A View From the Cheap Seats

March 16, 2010

“O” My


By Rich Trzupek

You know what you don’t see around so much anymore? The Seal of the President of the United States. Oh, we’re not quite ready to put the Great Seal on the endangered species list or anything, at least not yet, but it’s use has been somewhat diminished over the past thirteen months.

Use of the Seal dates back to the 1850s and the Millard Fillmore administration, with the current design (absent a few later modifications) having been adopted during the presidency of Rutherford B. Hayes in the 1870s. It has been a symbol of the power of the Chief Executive and the democratic foundations of the office for decades. Presidents come and go, but the Seal endures as an emblem of the highest elected office in the land.

Then, soon after Barack Obama took office, a very odd, most unprecedented event took place. The White House began substituting the Seal with another, powerful symbol: the ubiquitous red, white and blue stylized “O” that was the trademark of the Obama campaign.

“Branding” is the term of art and Obama’s strategists did a first-rate job of branding their candidate in 2008. The O was everywhere, a new, hip symbol of a new, hip candidate – a bright sun rising on a stylized field of red and white rows that replaced “amber waves of grain.”

Every candidate tries to create a powerful symbol during a campaign. George W. Bush’s “W” was an easy way to distinguish father from son, for example, in order to establish George W. Bush as his own man, rather than a prince in a political dynasty.

But, once the campaign is over and the electorate has made their decision known, those brand symbols are normally tucked away in a closet until the next election cycle. Not so with Barack Obama. The O is as omni-present as ever, sometimes in official government web-sites and literature. It has been said that the Obama administration has been in perpetual campaign mode since the president took the oath of office. The way that the O has stuck around suggests this is so.
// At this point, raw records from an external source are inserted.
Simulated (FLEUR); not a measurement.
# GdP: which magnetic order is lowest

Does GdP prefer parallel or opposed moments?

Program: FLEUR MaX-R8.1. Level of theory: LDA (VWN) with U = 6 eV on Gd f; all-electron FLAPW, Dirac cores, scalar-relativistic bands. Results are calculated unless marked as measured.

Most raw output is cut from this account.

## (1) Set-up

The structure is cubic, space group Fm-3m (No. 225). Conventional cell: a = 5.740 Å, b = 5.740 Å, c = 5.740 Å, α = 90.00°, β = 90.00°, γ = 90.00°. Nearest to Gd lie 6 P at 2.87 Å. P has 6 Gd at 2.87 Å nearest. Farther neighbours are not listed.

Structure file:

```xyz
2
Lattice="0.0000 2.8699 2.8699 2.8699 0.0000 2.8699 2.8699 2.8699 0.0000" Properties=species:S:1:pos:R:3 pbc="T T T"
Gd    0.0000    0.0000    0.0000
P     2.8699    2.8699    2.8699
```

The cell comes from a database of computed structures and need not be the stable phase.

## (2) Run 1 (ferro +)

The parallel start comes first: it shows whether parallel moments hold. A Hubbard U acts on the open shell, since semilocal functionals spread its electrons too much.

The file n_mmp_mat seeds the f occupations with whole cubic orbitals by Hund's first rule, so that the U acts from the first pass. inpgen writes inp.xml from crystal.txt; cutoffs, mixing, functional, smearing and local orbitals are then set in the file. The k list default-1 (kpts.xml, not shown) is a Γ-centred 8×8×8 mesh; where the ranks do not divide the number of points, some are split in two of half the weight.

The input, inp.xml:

Were it only that, the fact that the O is still overwhelming might merely be a source of amusement, but there’s more going on here. This administration, more than any other that your humble correspondent can think of, is based on a cult of personality.

Before he ever set foot inside 1600 Pennsylvania Avenue NW, Barack Obama was acclaimed as the best, smartest, smoothest, most empathetic president in the history of the Republic. He was going to transform not merely the United States of America, but the world. How? Nobody spent a lot of time sweating the details. The details didn’t matter. Obama assured his followers that it would be so, and they had no doubts. Barack Obama would be the president who transcended petty politics, greedy capitalism and American self-interest. They knew it would happen, because he said it would.

Over a year later, the best that one can say is that nothing much has changed. The worst one can say, on the other hand, is that things have gotten worse. The latter assessment arises, for different reasons, from both the right and the left. Conservatives and many in the middle lambast Obama for out of control spending, trying to appease rogue states like Iran and increasing the power and reach of big government. Many liberals are fed up with the president because of all the unfulfilled promises he made. American troops are still in Iraq and Afghanistan, cap and trade languishes in the Senate and government-run health care (the so-called public option) is dead.

All we are left with is the O, which is looking more and more hollow with each passing day. In the absence of achievement, would-be leaders turn to entitlement and that, I’ll submit, is why the O is still around.

It’s a common tactic employed by dictators. And no, I’m not suggesting that Barack Obama has aspirations of dictatorship, but rather observing that when you try to lead solely through the cult of personality, than the symbols of that cult become disproportionately important to the leader in question, whether said leader is elected to office or seizes power. When you can’t point to substantive accomplishment, the natural fallback position is to resurrect those feelings to trust – and dare we say: “hope” – that put you in power to begin with.

It’s also a dangerous tactic for Barack Obama and his party. The O still elicits positive feelings among his supporters, but support is fading. There has been a dramatic shift in the way key groups view this president, particularly among young people who have been deserting the Dems in ever-increasing numbers. In a year’s time, maybe less, the famous O may go from being a symbol of hope and change to being a target of scorn and ridicule.

If that is the way it goes, perhaps.the Presidential Seal may not seem so bad after all.